New E-Commerce Platform Fabric Targets Retail Brands That Have Outgrown Shopify

E-commerce platform Fabric aims to give mid-market retailers websites that can be updated and … [+] expanded without an army of code-writing engineers.

Retailers, Faisal Masud feels your e-commerce pain. He says he has a solution, a new e-commerce platform called Fabric.

Masud, who earned his e-commerce credits at Amazon

AMZN
, eBay, Groupon, Staples and Google, recently became CEO of Fabric, a startup that is targeting the sweet spot of online sellers who have outgrown Shopify, but don’t want the expense and size of something like Salesforce

CRM
or its subsidiaries.

Fabric, which is based in Bellevue, Wash., emerged from stealth mode today, and announced that it is backed by $9.5 million in seed funding. Fabric has been quietly onboarding retail brands since the beginning of this year, and is now ready to talk about what it is doing.
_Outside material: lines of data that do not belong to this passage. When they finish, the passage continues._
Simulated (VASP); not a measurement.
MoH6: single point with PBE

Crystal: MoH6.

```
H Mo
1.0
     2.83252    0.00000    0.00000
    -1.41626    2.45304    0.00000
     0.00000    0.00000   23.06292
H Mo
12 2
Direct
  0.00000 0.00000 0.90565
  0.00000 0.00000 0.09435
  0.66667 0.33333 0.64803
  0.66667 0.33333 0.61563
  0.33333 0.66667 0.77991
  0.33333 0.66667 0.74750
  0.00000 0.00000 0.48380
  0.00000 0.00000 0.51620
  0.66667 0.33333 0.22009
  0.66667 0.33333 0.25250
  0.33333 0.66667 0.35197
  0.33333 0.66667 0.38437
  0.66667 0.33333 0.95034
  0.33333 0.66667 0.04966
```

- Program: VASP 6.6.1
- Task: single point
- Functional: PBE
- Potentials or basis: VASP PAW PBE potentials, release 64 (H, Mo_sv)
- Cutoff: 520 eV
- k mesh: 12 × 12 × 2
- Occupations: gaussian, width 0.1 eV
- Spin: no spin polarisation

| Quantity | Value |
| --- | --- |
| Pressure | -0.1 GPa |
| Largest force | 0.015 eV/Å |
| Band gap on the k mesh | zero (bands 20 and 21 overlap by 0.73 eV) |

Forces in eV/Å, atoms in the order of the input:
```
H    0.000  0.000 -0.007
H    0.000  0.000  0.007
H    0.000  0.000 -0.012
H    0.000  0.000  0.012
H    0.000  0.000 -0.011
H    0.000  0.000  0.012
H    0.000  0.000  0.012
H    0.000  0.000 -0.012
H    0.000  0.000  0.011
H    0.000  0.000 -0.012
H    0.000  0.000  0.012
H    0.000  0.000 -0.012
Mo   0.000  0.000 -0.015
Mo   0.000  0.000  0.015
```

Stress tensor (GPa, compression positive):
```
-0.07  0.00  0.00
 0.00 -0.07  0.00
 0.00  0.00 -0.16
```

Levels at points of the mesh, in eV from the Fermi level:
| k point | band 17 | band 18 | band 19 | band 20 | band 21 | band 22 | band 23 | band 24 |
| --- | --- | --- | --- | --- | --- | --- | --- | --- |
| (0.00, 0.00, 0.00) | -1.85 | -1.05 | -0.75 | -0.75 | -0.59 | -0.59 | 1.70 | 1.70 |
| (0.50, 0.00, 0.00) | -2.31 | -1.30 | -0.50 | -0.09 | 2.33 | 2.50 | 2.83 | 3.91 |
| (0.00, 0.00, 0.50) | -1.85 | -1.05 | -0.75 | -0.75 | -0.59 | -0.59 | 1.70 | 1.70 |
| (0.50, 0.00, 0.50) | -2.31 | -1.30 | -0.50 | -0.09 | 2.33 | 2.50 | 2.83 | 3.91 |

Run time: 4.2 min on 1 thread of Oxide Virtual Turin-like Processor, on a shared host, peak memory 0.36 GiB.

Its target clientele, Masud said, is “mid-market to small enterprise customers ready to accelerate their growth online.” He defines mid-market to small enterprise as companies with between $5 million to $1 billion in sales.

Among the first brands using the Fabric platform are ABC Carpet and Home, GNC, and BuildDirect.

Fabric, Masud said, was developed to give retailers, and B2B businesses, an e-commerce platform that is easy to update and customize, without requiring an in-house army of engineers, or costly consultants.

“Essentially Fabric is a platform that’s built to take the burden of engineering away from retailers,” Masud said. “Their technology platforms are the single biggest limiting factor that stifles the growth of these retailers.”

Retailers, Masud said, are in effect paying an “e-commerce tax” in the form of licenses, infrastructure, hardware, software fees, and all the employees and contractors writing custom code every time they need to make a change. “Our goal is to unburden them from that.”

One of Fabric’s top selling points, Masud said, is that the company’s leaders know e-commerce and retail, and thus can better understand what retailers need in an e-commerce platform.

Faisal Masud is CEO of Fabric

“I’ve been a merchant, I’ve been an inventory planner, I’ve been a marketer, I’ve done supply chain forward logistics, reverse logistics, and inventory planning,” he said. Ryan Bartley, a Fabric co-founder, and its chief revenue officer, and Luke Shardlow, chief product officer, also have strong e-commerce backgrounds. “It puts us in a unique position” to think like a retailer while creating a technology solution, Masud said.  

Another asset, he said, is that Fabric is a modular platform. Retailers looking to upgrade their existing websites can add the components they need, and the modules are built to work with existing platforms.

Fabric operates on a software-as-a-service, monthly fee basis, and unlike other platform providers doesn’t charge a percentage of sales.

“One of the big challenges retailers have today is when you get to a significant size with some of these platforms, you’re paying an arm and a leg in rev share,” Masud said.

Retailers signing on with Fabric typically come to the platform from Magento, Shopify, BigCommerce, or their own home-grown platform, he said.

ABC Carpet and Home, the landmark New York City retailer, was running its website on an outdated version of Magento before switching to Fabric in February. Aaron Rose, who joined ABC as CEO 17 months ago, said improving the brand’s digital competencies and website were among his top priorities when he took the job.

“What I recognized is when you think about the ABC experience in store, that magic didn’t translate historically online,” Rose said.

“We were faced with a choice, do we proceed with a more modern version of Magento, or go with a new platform,” he said.

He reviewed a number of platform options, and chose Fabric. “Their product designers and developers and engineers building the product are coming from some of the best builders and developers of big tech companies, and they’re bringing a lot of capability that historically was only offered in those big business enterprise solutions into the mid-market,” Rose said.

He also liked the flexibility of the platform, and that it will be easy to add components and personalization as ABC expands its digital capabilities. “I’m going to be able to have an abchome.com experience that is truly unique and tailored – over time – to what we know about the visitor, the site user,” he said.

The platform is easy for non-engineers to update, Rose said. “It’s a very intuitive series of interfaces. It doesn’t require the ability to do custom coding,” he said.

With Fabric, abchome.com’s site speed and online engagement increased, and conversion and revenue run rates grew nearly threefold, Rose said.

Fabric’s $9.5 million seed funding round was led by Redpoint Ventures, with participation from Sierra Ventures and Expa. Alex Bard, partner and managing director at Redpoint Ventures, and Tim Guleri, managing partner at Sierra Ventures, have joined Fabric’s board of directors.